Dr. Cassiel Ato Forson, the Minister of Finance, has revealed that the electricity distribution company, Electricity Company of Ghana (ECG), is at the centre of a financial crisis.
The situation at the ECG, he lamented, is draining billions from the national budget while the company is also faced with inefficiencies and revenue losses.
He disclosed this while speaking on day one of the National Economic Dialogue, held on Monday, March 3, 2025.
He said that there was the need for urgent reforms to prevent the collapse of the energy sector.
According to him, ECG collects only 62% of the total electricity it distributes, while about 40% of the power supplied is unpaid for.
“The inefficiencies at ECG are costing the nation heavily. Government transfers to support the energy sector have reached unsustainable levels, yet the company continues to struggle with revenue collection and operational inefficiencies,” he stated.
He added that despite the government’s intervention, the situation at ECG has not improved.
Key challenges include:
• High Distribution Losses—A significant portion of power supplied is either lost due to technical faults or stolen through illegal connections.
• Non-Payment of Bills—ECG struggles to collect revenue from both government institutions and private consumers, leading to huge outstanding debts.
• Poor Cash Management—ECG often fails to settle its obligations to power producers, creating a chain reaction of debt across the energy sector.
“The power sector should be a key driver of industrial growth, but instead, it has become a financial black hole, dragging the entire economy down,” Dr. Forson stated.
“Consumers cannot be forced to pay higher tariffs to cover ECG’s inefficiencies. Instead, we must address the root causes—inefficient billing, high system losses, and poor financial management,” he explained.
He therefore proposed what he termed as radical reforms to fix ECG’s structural problems.
The proposed reforms include:
1. Strengthening revenue collection—Implementing strict enforcement measures to recover debts from consumers, including government agencies.

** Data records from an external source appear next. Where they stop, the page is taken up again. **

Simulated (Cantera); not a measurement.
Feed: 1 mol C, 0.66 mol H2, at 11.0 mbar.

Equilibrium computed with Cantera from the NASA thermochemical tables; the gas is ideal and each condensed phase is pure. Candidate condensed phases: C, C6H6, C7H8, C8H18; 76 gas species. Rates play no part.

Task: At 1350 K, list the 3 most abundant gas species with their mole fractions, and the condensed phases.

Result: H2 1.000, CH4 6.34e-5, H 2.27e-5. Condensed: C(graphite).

2. Reducing technical and commercial losses—investing in modern metering systems and anti-theft technology to prevent illegal connections.
3. Privatisation or partnership with the private sector—Exploring options to bring in private management expertise to improve efficiency.
4. Implementing cost-cutting measures—cutting down on operational waste and ensuring ECG operates within its revenue limits.
5. Enhancing financial accountability—Strengthening oversight and internal controls to prevent financial mismanagement.